Proper termination of a worker deployed on Kubernetes?

Hello,

I am deploying my (workflow & activity) workers on Kubernetes. Today, I was wondering what the proper way is to upgrade these workers to a new version? Given Kubernetes wants to stop the old version, how can I align this with the worker process itself? My intent is this:

  1. the old worker can still finish the ongoing activity.
  2. the old worker may not pull for additional messages to process.
  3. the worker process ends gracefully and the pod is cleaned up

Aligned to it, if my workflow uses session support, can I keep my old worker alive until all the required activities for that session are executed?

Ringo

2 Likes

I believe both Java and Go SDK support a clean shutdown that waits for activities to complete without polling for new ones. The ability to wait for the whole session completion is not currently supported. I filed a feature request to get this added.

Go SDK worker.Run waits for TERM signal which pod sends to the process on clean shutdown and then executes the clean shutdown.

In Java the main method of the application has to deal with signal handling and then use worker.shutdown and worker.awaitTermination to wait for activity completions.

1 Like

I’ve put together a simple worker example that registers a couple of Activities and a simple 2 stage workflow that runs as a cron job. When I shutdown the worker I’ve noticed that it takes quite a long time for it to be removed from the list of “Pollers” in the webapp.

I’ve added a listener for when the java main shuts down and call the WorkerFactory.shutdown() method.

If I startup the worker again (to simulate what will happen in k8) I see multiple Pollers in the list, the old one and the new one.

  1. Does calling shutdown() on the WorkerFactory shutdown the worker correctly or do I need to call something else as well?

  2. Is there a reason why the old worker takes so long to get removed. It can take 10-15mins for it to be removed from the list?

  3. While the old worker remains in the list can it have any adverse affects on the running of the workflows?

Part of the reason I’m asking these questions is that the cron job I’m testing is set to run every minute but takes a long time before it actually triggers. I saw in another thread something about the WorkflowExecutionStarted.FirstWorkflowTaskBackoff? This explains why the cron job took so long to trigger but is this a setting that can be changed so the initial job triggers correctly i.e. if the cron is set to every minute it triggers after a minute?

  1. If you care about waiting for task completions you can call WorkerFactory.awaitTermination.

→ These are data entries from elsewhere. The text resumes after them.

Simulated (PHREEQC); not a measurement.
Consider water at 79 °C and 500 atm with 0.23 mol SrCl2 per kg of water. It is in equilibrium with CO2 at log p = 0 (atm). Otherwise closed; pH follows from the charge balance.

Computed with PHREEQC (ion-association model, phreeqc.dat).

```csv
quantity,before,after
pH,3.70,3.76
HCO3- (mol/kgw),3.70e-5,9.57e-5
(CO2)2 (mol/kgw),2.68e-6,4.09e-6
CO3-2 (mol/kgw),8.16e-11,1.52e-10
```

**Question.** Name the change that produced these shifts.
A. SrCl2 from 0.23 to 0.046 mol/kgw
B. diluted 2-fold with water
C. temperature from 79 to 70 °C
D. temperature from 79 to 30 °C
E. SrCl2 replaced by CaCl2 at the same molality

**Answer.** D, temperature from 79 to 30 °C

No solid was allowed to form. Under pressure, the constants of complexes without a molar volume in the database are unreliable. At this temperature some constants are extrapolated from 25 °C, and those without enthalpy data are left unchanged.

  2. The pollers list in the web app is for human troubleshooting. It keeps the information about the worker for 15 minutes, but it doesn’t mean that the system treats this worker as available. To receive tasks workers have to implicitly call Temporal service API, so remembering worker identity doesn’t affect that behavior at all.

  3. No, see 2.

The cron triggers when the cron expression tells it to trigger. So if the cron says that it should trigger at the beginning of the hour it is going to wait for the next beginning of an hour. To verify this behavior look at WorkflowExecutionStarted.FirstWorkflowTaskBackoff value in your workflow execution history.

Thanks Maxim for clarifying.